Table of Contents

👉 Try the demo:
https://github.com/LM-Kit/lm-kit-net-samples/tree/main/console_net/language_detection_from_document

AI Language Detection from Documents for C# .NET Applications (Images and PDFs)


🎯 Purpose of the Sample

The Language Detection from Document demo shows how to use LM-Kit.NET to automatically detect the language of text contained in documents, including images and PDF files.

It leverages vision-capable models and OCR internally, so you can detect language from visual content with minimal code and minimal manual steps.

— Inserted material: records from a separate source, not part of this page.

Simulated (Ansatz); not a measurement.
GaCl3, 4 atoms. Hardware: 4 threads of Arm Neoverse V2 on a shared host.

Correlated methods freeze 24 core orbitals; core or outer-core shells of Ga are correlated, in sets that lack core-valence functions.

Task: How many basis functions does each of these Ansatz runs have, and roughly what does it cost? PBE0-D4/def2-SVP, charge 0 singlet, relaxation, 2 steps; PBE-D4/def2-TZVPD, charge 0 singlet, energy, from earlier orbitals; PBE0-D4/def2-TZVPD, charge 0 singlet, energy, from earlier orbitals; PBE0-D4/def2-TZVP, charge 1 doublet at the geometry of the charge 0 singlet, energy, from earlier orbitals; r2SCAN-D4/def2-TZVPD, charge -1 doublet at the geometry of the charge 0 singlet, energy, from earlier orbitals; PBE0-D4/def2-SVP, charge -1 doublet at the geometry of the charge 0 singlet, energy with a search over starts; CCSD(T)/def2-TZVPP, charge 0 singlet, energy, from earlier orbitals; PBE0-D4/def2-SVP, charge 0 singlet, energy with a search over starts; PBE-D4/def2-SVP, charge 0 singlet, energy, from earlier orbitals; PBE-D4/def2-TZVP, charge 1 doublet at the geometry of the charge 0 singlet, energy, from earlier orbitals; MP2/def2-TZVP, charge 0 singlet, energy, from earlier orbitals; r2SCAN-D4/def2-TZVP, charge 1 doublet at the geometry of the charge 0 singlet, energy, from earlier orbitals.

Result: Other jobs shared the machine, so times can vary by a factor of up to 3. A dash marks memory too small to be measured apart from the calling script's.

👥 Industry Target Audience

This demo is particularly useful for developers and organizations working on:

  • Global enterprises: automatically route or localize content based on detected language.
  • Mobile and web app development: detect the language of uploaded files (images or PDFs) to provide localized experiences.
  • Media and publishing: tag and index documents by language to improve search and content organization.
  • Intelligent agent solutions: allow autonomous systems to interpret multilingual document inputs and react without human intervention.

🚀 Problem Solved

Manually determining the language inside documents is inefficient and error-prone, especially when the input arrives as images or PDF files. This sample automates language detection from document content, which is a key capability for agentic workflows (triage, routing, translation, extraction).

The demo also provides a selection of smaller vision-enabled models, so you can choose a balance between hardware constraints, latency, and accuracy.


💻 Sample Application Description

The Language Detection from Document demo is a console application that:

  • Lets you select a vision-capable model (or paste a custom model URI)
  • Downloads and loads the model with progress feedback
  • Prompts for a document path (image or PDF)
  • Detects the language and prints the result with processing time

✨ Key Features

  • Model selection: choose from predefined vision-capable models, or provide a custom model URI
  • Progress feedback: shows model download and loading progress
  • Document-based language detection: detect language from images and PDFs using OCR and a vision model
  • Performance metric: prints processing time for each run

🤖 Benefits for Agentic Solutions

Adding document-based language detection to autonomous agents provides:

  • Real-time routing: decide what pipeline to run (translation, extraction, summarization) based on language
  • Better user experience: respond in the right language without explicit user configuration
  • Scalable deployment: run locally when privacy matters or when cloud access is not desired
  • Improved context awareness: agents can interpret multilingual document inputs more reliably

🛠️ Getting Started

📋 Prerequisites

  • .NET Framework 4.6.2 or .NET 8.0+

📥 Download the Project

▶️ Running the Application

  1. Clone the repository:

    git clone https://github.com/LM-Kit/lm-kit-net-samples
    
  2. Navigate to the project directory:

    cd lm-kit-net-samples/console_net/language_detection_from_document
    
  3. Build and run the application:

    dotnet build
    dotnet run
    
  4. Follow the on-screen prompts to select a model and provide the path to an image or PDF for language detection.


💡 Example Usage

  1. Select a model: choose a vision-capable model from the menu, or enter a custom model URI.
  2. Provide a document path: input the file path to an image or PDF containing text.
  3. Language detection: the app processes the document, performs OCR internally, and detects the language.
  4. Review results: the detected language and processing time are displayed.
  5. Repeat or exit: continue with additional documents, or exit the application by submitting an empty input.

By incorporating this demo into your projects, you can enable agents and workflows to automatically detect the language of document inputs (images and PDFs) and route them to the right next step, such as translation, extraction, or indexing.